My stress level is really high. I'm hoping this will give me lots of creative energy to draw from. Yeah yeah, I know, stress usually kills the muse, but I killed my muse and ate her a long time ago, so I'm on my own anyway.
Stress has given me fun dreams, including one last night where I'd started taking fencing lessons from my kids' instructor in a huge underground gym that was partially sectioned off for tennis. In the dream I was super flexible. I could do full splits and lay my body flat against my leg at the same time. I woke up all inspired to work out rather than write, but I'll manage to manipulate that energy over to writing somehow.
The icy wind pushes cars around on the freeways and the wind chill is pretty interesting. We're dried out, parched even, and what little standing moisture we have near our house is frozen solid. It's easy to forget to drink water in this weather--the sensation of thirst is suppressed--so I plan on keeping water and tea near at hand while I write.

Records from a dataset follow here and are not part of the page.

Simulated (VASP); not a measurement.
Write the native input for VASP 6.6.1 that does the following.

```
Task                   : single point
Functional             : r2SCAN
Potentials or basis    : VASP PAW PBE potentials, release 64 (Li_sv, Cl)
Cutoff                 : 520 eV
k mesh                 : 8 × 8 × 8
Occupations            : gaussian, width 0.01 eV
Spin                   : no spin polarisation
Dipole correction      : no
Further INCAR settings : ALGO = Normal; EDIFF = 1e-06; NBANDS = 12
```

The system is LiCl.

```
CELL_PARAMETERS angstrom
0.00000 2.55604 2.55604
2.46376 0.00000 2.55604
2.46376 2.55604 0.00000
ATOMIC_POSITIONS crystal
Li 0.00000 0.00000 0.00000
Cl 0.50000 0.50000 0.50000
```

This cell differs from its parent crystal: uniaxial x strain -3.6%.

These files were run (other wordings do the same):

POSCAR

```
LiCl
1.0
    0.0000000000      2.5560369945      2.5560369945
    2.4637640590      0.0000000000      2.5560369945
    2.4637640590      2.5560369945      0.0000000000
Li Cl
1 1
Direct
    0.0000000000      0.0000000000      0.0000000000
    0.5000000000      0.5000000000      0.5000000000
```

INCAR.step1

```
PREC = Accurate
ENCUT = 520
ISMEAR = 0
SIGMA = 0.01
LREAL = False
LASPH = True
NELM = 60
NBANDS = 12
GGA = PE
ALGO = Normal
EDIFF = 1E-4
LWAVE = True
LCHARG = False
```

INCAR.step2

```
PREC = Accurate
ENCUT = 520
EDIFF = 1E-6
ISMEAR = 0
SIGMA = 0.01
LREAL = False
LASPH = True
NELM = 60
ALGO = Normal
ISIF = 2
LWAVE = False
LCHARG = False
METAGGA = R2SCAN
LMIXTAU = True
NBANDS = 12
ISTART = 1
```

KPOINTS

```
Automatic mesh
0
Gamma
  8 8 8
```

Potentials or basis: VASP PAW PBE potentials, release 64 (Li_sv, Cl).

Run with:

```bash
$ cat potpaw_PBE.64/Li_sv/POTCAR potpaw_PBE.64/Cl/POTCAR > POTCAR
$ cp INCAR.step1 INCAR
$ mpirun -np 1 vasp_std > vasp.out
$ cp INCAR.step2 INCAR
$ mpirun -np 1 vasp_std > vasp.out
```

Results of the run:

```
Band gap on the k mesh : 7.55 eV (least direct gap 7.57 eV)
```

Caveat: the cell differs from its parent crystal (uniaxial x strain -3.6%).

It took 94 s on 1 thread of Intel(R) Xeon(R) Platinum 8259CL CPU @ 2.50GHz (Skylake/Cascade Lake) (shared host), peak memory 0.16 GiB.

Ice, a fire in the hearth, tea and big dogs curled up in the living room. Sounds like a cozy winter. The only thing that keeps it from being a completely classic moment is that I'm working on a laptop rather than being curled around a book right now. Later. I've got some books I'm really looking forward to: Oxygen, The Forever War, Machete Season, The Company, some history books relevant to the Masks time period, and Chosen by a Horse which promises to tug on all the heartstrings I've got attached to mustangs. Reading and writing. It's a good life, but if I had a holiday wish, I'd wish for gainful employment that has health insurance benefits. Well, I take that back. I'd wish for a great future of health and happiness for my kids. I can handle a challenge or three.
Or maybe they could stand for challenges too.
I don't know! Fine. No wishes. It's too complicated. Have a Happy New Year. I'll see y'all on the other side of December 31, 11:59, if not sooner.